US-based
academician Dr Amy Ritterbusch, who was in Kochi recently, says the
worst forms of oppression in any society are meted out by the police
Photos: Dr Amy Ritterbusch; transgenders in Colombia
By
Shevlin Sebastian
It
is night in Bogota, Colombia. Marianna is standing on a sidewalk
looking at the drivers of the cars as they drive past. She is dressed
in a short mini skirt and high heels with mascara on her cheeks and
red lipstick. Marianna is a trans sex worker. As she stands with a
few others, a police van comes up silently. She is quickly bundled
in, along with the others. They sit silently, as the van drives away,
fear creating a firestorm in their hearts.
At
the outskirts of the city, the transgenders are told to get down. At
the point of a gun, all their clothes are removed, despite their
resistance. “Then they are told to run into a dark forest,” says
Dr Amy Ritterbusch, Assistant Professor of Social Welfare at the
Luskin School of Public Affairs, University of California, Los
Angeles. “Soon, the police start shooting at the girls. And these
transgenders have to run for their lives, falling and hurting
themselves and hoping they are not killed.”
Later,
they had to find their way back, towards the city, using leaves and
branches to cover their bodies. “So that's one example of police
brutality,” says Amy, who is of Colombian origin. “There are
homeless individuals, children and adolescents who use drugs and drug
users in general, who are just murdered by the police and their
bodies dumped far away. Another way to describe this is
‘state-sanctioned social cleansing’. They are getting rid of
individuals who are ‘unwanted’ with the help of unofficial death
squads.”
Amy
had come to Kochi, at the invitation of the Rajagiri College of
Social Sciences to interact with students and to give a talk on
police violence at the International Summer University in Social
Work. At the campus when you look out of the window, you can see
green lawns and blue skies, and students milling about, talking in a
peaceful and animated manner.
And
Amy also likes what she sees. “Kochi is serene,” she says. “The
people are so generous and hospitable and the food is delicious.

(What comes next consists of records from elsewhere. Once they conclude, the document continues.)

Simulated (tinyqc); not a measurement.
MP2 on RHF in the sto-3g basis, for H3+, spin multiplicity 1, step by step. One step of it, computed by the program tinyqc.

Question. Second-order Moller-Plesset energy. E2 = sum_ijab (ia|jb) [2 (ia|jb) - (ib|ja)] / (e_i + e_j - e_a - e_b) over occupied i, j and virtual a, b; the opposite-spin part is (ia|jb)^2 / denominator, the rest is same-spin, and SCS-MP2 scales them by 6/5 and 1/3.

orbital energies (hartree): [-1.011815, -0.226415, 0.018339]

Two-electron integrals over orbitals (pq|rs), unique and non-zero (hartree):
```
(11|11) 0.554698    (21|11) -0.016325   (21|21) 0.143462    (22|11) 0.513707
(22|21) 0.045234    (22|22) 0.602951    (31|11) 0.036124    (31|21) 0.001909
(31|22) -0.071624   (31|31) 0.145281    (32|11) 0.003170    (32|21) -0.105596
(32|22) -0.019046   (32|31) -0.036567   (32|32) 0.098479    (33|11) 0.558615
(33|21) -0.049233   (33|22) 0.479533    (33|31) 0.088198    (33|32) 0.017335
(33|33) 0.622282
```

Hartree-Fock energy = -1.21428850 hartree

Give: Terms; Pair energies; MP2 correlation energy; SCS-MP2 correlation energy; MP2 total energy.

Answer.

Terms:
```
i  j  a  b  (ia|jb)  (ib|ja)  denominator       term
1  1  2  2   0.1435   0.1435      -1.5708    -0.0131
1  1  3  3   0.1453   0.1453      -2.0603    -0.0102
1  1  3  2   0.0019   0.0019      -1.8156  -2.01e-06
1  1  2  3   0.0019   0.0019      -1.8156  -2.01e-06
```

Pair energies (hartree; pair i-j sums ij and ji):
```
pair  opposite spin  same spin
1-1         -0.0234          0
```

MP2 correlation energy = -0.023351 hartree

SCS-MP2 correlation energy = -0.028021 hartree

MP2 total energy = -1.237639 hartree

There is a beautiful peace here. In Colombia, because I am working on
so many difficult issues I feel sad and full of rage.”
Soon,
she continues her grim tale. At a particular area in Bogota, there
was a police raid and they arrested several drug addicts. They were
later thrown into a large canal nearby. The canal was located below a
public transportation system. So when the system closed for the
night, and there were no witnesses, the police came and shot at the
men. A few addicts drowned.
“I
was there personally and documented it and spoke to the survivors,”
she says.
Amy
has also been doing something similar in Kampala, Uganda.
With
a sad shake of her head, she says, “Police brutality is the same
all over the world. The state becomes a perpetrator. So, there is a
need to condemn official violence. It is necessary to find mechanisms
to fight against this. In Colombia, just in the last one year,
hundreds of social leaders and human rights defenders have been
assassinated.”
But
when Amy sent reports to international organisations about what had
happened, her team began to be persecuted by the Colombian and
Ugandan governments. “Sadly, the Colombian media took the side of
the government,” she says. “The media discounted the interviews
we did by saying, ‘It's not enough evidence, we need more’. But
my attitude is: any human life that is lost, needs to be denounced,
and remembered. And our aim was to highlight the deaths.”
Asked
how policemen resort to violence so easily, Amy says, “There is a
culture of masculinity in police forces in general.
Violence-mongering is part of the training. They are taught to regard
as criminal those who belong to certain ethnic or racial groups. Even
in the United States, police officers are racist and violence-prone.
They will kill brown or black people on the flimsiest of reasons.”
And,
Amy says, growing up as a Latina woman and moving around in white
spaces, was particularly violent. “I've experienced it in my own
life,” she says. “Overall, the worst forms of oppression in any
society are meted out by the police.”
And
she is worried even more now for Columbia because there is a
right-wing President Iván Duque Márquez, who is in power. “He is
militarising and investing a lot in the National Police,” she says.
“Marquez is setting up a security state that criminalises poverty.
That means if you're poor, there is a strong likelihood you will be
shot dead. The poor have no rights anywhere in the world. Their lives
are always precarious.”
(The
New Indian Express, Kochi and Thiruvananthapuram)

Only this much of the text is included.